Resource configuration is available when you set up a service at the Basic tier or one of the Standard or Storage Optimized tiers. For services at these tiers, capacity is purchased in increments of search units (SUs) where each partition and replica counts as one SU.
Using fewer SUs results in a proportionally lower bill. Billing is in effect for as long as the service is set up. If you are temporarily not using a service, the only way to avoid billing is by deleting the service and then re-creating it when you need it.
Deleting a service deletes everything on it. There is no facility within Azure Search for backing up and restoring persisted search data. To redeploy an existing index on a new service, you should run the program used to create and load it originally.
Terminology: replicas and partitions
Replicas and partitions are the primary resources that back a search service.
|Partitions||Provides index storage and I/O for read/write operations (for example, when rebuilding or refreshing an index).|
|Replicas||Instances of the search service, used primarily to load balance query operations. Each replica always hosts one copy of an index. If you have 12 replicas, you will have 12 copies of every index loaded on the service.|
There is no way to directly manipulate or manage which indexes run on a replica. One copy of each index on every replica is part of the service architecture.
How to allocate replicas and partitions
In Azure Search, a service is initially allocated a minimal level of resources consisting of one partition and one replica. For tiers that support it, you can incrementally adjust computational resources by increasing partitions if you need more storage and I/O, or add more replicas for larger query volumes or better performance. A single service must have sufficient resources to handle all workloads (indexing and queries). You cannot subdivide workloads among multiple services.
To increase or change the allocation of replicas and partitions, we recommend using the Azure portal. The portal enforces limits on allowable combinations that stay below maximum limits. If you require a script-based or code-based provisioning approach, the Azure PowerShell or the Management REST API are alternative solutions.
Generally, search applications need more replicas than partitions, particularly when the service operations are biased toward query workloads. The section on high availability explains why.
Sign in to the Azure portal and select the search service.
In Settings, open the Scale page to modify replicas and partitions.
The following screenshot shows a standard service provisioned with one replica and partition. The formula at the bottom indicates how many search units are being used (1). If the unit price was $100 (not a real price), the monthly cost of running this service would be $100 on average.

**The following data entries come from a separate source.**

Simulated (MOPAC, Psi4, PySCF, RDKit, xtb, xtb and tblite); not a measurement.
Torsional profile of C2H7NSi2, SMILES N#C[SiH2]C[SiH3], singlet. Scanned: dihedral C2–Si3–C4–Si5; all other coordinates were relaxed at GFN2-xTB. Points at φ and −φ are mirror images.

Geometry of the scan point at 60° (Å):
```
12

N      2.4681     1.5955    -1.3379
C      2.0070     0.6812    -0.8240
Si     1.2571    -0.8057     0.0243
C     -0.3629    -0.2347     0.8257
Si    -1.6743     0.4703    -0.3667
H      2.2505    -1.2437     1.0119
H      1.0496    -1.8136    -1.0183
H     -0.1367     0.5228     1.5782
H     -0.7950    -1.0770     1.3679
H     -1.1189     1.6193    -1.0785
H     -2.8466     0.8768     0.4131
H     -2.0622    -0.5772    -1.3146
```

Use the slider to increase or decrease the number of partitions. The formula at the bottom indicates how many search units are being used.
This example doubles capacity, with two replicas and partitions each. Notice the search unit count; it is now four because the billing formula is replicas multiplied by partitions (2 x 2). Doubling capacity more than doubles the cost of running the service. If the search unit cost was $100, the new monthly bill would now be $400.
For the current per unit costs of each tier, visit the Pricing page.
Click Save to confirm the changes.
Changes in capacity take several hours to complete. You cannot cancel once the process has started and there is no real-time monitoring for replica and partition adjustments. However, the following message remains visible while changes are underway.
After a service is provisioned, it cannot be upgraded to a higher SKU. You must create a search service at the new tier and reload your indexes. See Create an Azure Search service in the portal for help with service provisioning.
Partition and replica combinations
A Basic service can have exactly one partition and up to three replicas, for a maximum limit of three SUs. The only adjustable resource is replicas. You need a minimum of two replicas for high availability on queries.
All Standard and Storage Optimized search services can assume the following combinations of replicas and partitions, subject to the 36-SU limit.
|1 partition||2 partitions||3 partitions||4 partitions||6 partitions||12 partitions|
|1 replica||1 SU||2 SU||3 SU||4 SU||6 SU||12 SU|
|2 replicas||2 SU||4 SU||6 SU||8 SU||12 SU||24 SU|
|3 replicas||3 SU||6 SU||9 SU||12 SU||18 SU||36 SU|
|4 replicas||4 SU||8 SU||12 SU||16 SU||24 SU||N/A|
|5 replicas||5 SU||10 SU||15 SU||20 SU||30 SU||N/A|
|6 replicas||6 SU||12 SU||18 SU||24 SU||36 SU||N/A|
|12 replicas||12 SU||24 SU||36 SU||N/A||N/A||N/A|
SUs, pricing, and capacity are explained in detail on the Azure website. For more information, see Pricing Details.
The number of replicas and partitions divides evenly into 12 (specifically, 1, 2, 3, 4, 6, 12). This is because Azure Search pre-divides each index into 12 shards so that it can be spread in equal portions across all partitions. For example, if your service has three partitions and you create an index, each partition will contain four shards of the index. How Azure Search shards an index is an implementation detail, subject to change in future releases. Although the number is 12 today, you shouldn't expect that number to always be 12 in the future.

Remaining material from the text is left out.